Unfortunately, the band chose two more songs from Delta Machine to bring them out of this quieter moment. “Heaven” and “Soothe My Soul,” the first two singles from the album, are fine songs in themselves, but they’d have been better served by following higher-energy material.
Then it was back to old favorites for the rest of the evening. “A Question of Time” provided one of the few sour notes of the evening. Gahan chose to have the audience sing the chorus of the song, perhaps because his voice isn’t up to the high notes anymore. The song boasts a chorus, however, that’s complex with a non-intuitive melody. Almost no one remembered it well enough to sing it without hearing it first. The general attitude was one of confusion, and Gahan appeared visibly frustrated.
Luckily, the set quickly recovered with “Enjoy the Silence” and “Personal Jesus,” which had everyone singing along. The show closed with a five-song encore of older crowd-pleasers, including “Just Can’t Get Enough” and “Never Let Me Down Again.”

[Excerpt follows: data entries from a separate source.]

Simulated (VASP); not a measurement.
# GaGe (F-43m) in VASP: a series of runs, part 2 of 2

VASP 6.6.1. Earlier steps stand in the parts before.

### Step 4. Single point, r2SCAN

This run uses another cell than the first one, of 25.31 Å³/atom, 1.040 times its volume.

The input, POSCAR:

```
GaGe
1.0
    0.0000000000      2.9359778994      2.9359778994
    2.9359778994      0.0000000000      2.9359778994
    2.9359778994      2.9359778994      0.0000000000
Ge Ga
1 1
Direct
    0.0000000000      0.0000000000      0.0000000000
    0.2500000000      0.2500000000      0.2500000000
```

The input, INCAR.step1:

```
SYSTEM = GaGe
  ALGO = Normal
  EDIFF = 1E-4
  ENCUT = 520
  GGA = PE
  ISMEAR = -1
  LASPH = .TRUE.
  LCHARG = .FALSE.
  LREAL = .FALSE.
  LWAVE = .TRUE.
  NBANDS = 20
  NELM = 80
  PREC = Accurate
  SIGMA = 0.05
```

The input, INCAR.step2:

With a band that has a catalog as large as Depeche Mode does, what gets left out of a concert is sometimes as interesting as what gets played. There was a time when it was unthinkable for the band to play a concert without including “People Are People.” After they’ve matured and reinvented themselves time and again, however, the song that made Depeche Mode famous wasn’t even missed.
This show was a solid performance from an old crowd favorite, exactly what you expect from the State Fair. With a few tweaks, it would have fit its audience better, but in the end, it gave everyone enough of what they were looking for to send them home happy.